Economic rebound encourages companies to invest in IT infrastructure
New York: Business software sales are growing strongly as global economies emerge from recession and companies begin to invest in IT infrastructure again in order to reduce costs, improve efficiency and expand markets.
Figures published by Gartner, the IT research firm, suggest that worldwide enterprise software spending is likely to grow by 9.5 per cent this year and top $267 billion (Dh980 billion), up from $244 billion last year. Gartner predicts the global market will continue to grow in 2012 reaching $288 billion, welcome news for enterprise software vendors including Microsoft, Oracle and SAP.
"The market for enterprise software continues to recover, following the 2009 downturn, with signs of ongoing growth on the horizon," said Joanne Correia, managing vice-president at Gartner.
Market of uncertainty
"Economic recovery is evident across all regions, although concerns have arisen in some countries in Europe and Asia," she said. However she also cautioned that "the earthquake and tsunami in Japan has created additional marketplace uncertainty with a multiplicity of effects that are beginning to be determined."
Overall, enterprise infrastructure software spending is expected to reach $153.3 billion this year, a 9 per cent increase from 2010 revenues. The market is led by the operating systems segment in which revenue is projected to reach $32.6 billion in 2011, followed by database management systems at $25.5 billion.
Enterprise resource planning software is the largest segment of the enterprise application software market and is expected to account for $23.3 billion out of the total $114.4 billion spent on business applications this year, up from $103.8 billion last year. Sales of office suites including Microsoft's flagship Office package, will total about $15.7 billion.
"With this latest research, we see short-term currency uplift for US dollar-denominated growth for the period of 2011-2012 and downward adjustments in GDP across all regions," Correia said.
"We have identified a strong correlation between GDP growth and enterprise software spending growth, where software tends to grow 4 to 6 per cent above GDP in normal market conditions.
"However, we do have concerns about the rising cost of commodities, including oil, and its impact on certain regional and country economies."
Emerging countries such as Poland, India, China and Brazil, which were less affected by the latest economic downturn than the US and Europe, are expected to continue to invest heavily in enterprise software over the next few years as they build the IT infrastructures necessary to do business on a global basis.
Meanwhile Gartner expects enterprise software spending in North America to increase from $112.9 billion last year to $121.2 billion in 2011. The market will experience consistent growth through 2015, when spending in North America will surpass $158.1 billion.
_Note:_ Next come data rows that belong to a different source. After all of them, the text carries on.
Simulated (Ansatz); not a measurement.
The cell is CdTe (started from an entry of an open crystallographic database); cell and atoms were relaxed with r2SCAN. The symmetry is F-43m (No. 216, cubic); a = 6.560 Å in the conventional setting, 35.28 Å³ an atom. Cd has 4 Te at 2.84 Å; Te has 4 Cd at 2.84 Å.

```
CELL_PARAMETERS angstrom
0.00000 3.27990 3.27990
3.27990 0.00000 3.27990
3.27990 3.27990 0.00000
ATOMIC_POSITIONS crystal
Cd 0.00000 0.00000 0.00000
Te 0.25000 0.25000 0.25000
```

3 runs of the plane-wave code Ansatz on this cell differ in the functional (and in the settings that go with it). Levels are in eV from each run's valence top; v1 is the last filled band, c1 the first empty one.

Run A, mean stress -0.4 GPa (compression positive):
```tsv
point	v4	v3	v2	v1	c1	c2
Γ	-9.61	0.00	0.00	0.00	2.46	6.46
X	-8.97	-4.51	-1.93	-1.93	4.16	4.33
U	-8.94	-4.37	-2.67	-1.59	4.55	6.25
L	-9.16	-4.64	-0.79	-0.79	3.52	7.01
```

"Gartner believes that oil prices and the outcome of the federal budget deliberations are the largest threats to economic stability in North America. However, current indicators are positive with consumer and business spending on both equipment and software holding up.
With the extension of federal tax cuts — including the tax relief on capital equipment depreciation — due to expire at the end of the year, additional stimulus revenue could further boost enterprise spending on technology and other capital goods."
Stronger headwinds
Enterprise software spending in Western Eur-ope is forecast to reach $78.3 billion in 2011, up from $70.3 billion last year.
"In Western Europe, enterprise software spending could see slightly stronger growth in the latter half of 2011, but the headwinds are getting stronger.
"The pace of growth in Europe is slowing, mostly because of recent currency appreciation, fiscal tightening, higher commodity prices and concerns about debt in countries such as Greece, Ireland, Portugal and Spain," said Fabrizio Biscotti, research director at Gartner.